Prior to the crisis, the Korean won was managed by the Bank of Korea based on a trade-weighted multi-currency basket system (effectively, this was a soft dollar peg) in which the currency was allowed to fluctuate in a daily 2.25% band. 

The government’s implicit guarantee to maintain the FX rate misled business into believing FX risk did not exist. Accordingly, businesses (primarily Chaebol) and merchant banks did not consider the potential increase in the domestic cost of foreign debt.


In July 1997, having exhausted its FX reserves, Thailand's decided to float the Thai Baht and crystalized the first round of the Asian Financial Crisis. It took a few months for contagion to move north. For example, in September the Korea Development Bank, a state-run bank, was still able to issue $1.5 billion in global bonds without any difficulty. (Indeed, not only was it the largest foreign currency bond issue ever offered by a Korean bank or corporation the bank upped its offering by $500mn to $1.5bn to meet foreign demand as Southeast Asian economies stumbled.)


However, by October the Won began to depreciate rapidly. 
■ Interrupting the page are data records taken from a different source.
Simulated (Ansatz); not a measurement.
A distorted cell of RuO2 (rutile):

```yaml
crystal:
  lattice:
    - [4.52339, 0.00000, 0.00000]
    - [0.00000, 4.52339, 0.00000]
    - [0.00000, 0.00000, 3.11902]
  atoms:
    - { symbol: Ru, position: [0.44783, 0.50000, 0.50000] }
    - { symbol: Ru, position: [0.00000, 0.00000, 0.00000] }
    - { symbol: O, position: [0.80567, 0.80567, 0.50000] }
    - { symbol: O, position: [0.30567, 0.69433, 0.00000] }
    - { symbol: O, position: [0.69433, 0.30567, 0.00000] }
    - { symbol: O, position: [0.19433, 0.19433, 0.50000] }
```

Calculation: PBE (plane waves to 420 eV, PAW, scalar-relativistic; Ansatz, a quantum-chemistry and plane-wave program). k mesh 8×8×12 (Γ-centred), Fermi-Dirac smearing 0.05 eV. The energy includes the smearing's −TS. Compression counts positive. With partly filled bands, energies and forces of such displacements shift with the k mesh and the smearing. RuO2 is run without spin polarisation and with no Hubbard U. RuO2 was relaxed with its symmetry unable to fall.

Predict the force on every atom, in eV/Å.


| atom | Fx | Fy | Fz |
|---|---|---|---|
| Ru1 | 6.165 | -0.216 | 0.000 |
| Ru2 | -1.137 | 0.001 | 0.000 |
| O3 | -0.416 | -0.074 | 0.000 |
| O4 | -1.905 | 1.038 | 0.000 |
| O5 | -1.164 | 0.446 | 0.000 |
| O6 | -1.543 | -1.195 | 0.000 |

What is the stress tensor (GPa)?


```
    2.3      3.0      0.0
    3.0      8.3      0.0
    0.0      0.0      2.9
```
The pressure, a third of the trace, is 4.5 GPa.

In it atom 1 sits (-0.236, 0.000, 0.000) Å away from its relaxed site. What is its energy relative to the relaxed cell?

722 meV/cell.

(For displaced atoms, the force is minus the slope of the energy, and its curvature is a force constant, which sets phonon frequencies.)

On October 24, two days after the government announced a rescue plan for Kia, Standard and Poor’s, a U.S. credit rating firm lowered its rating on Korea’s long-term foreign-currency sovereign debt to single A-plus from double A-minus. This was the first time the nation’s credit rating had been cut, although some of Korea’s corporations and banks had been downgraded. S&P explained its action citing “the escalating cost to the government of supporting the country’s ailing corporate and financial sectors.” The government rescue of Korea First Bank (KFB) in September made the government’s official backing of the banking system’s obligations increasingly explicit.

By November 10, the won/dollar rate passed the 1,000 mark for the first time, and on November 16 Michel Camdessus, Managing Director of the IMF, secretly visited Seoul to discuss rescue loans. On November 17, another effort to soothe foreign investors’ concerns failed when the National Assembly failed to approve a package of 13 financial reform bills before the end of the regular session.


On November 19, the government announced a raft of financial stabilization measures intended to encourage stem the flow of portfolio funds out of the Korean economy. These measures included:
  • Widening the acceptable band for daily foreign exchange fluctuations of the won to 10%
  • Streamlining financial institution M&As
  • A framework for liquidation of bad corporate debts at local and merchant banks
  • Further liberalization of the bond market. 
These measures, though, failed to stem the turmoil and instead accelerated the capital flight with the won/dollar exchange rates jumping to 1139 on November 21st from  from 1012.8 on November 19th.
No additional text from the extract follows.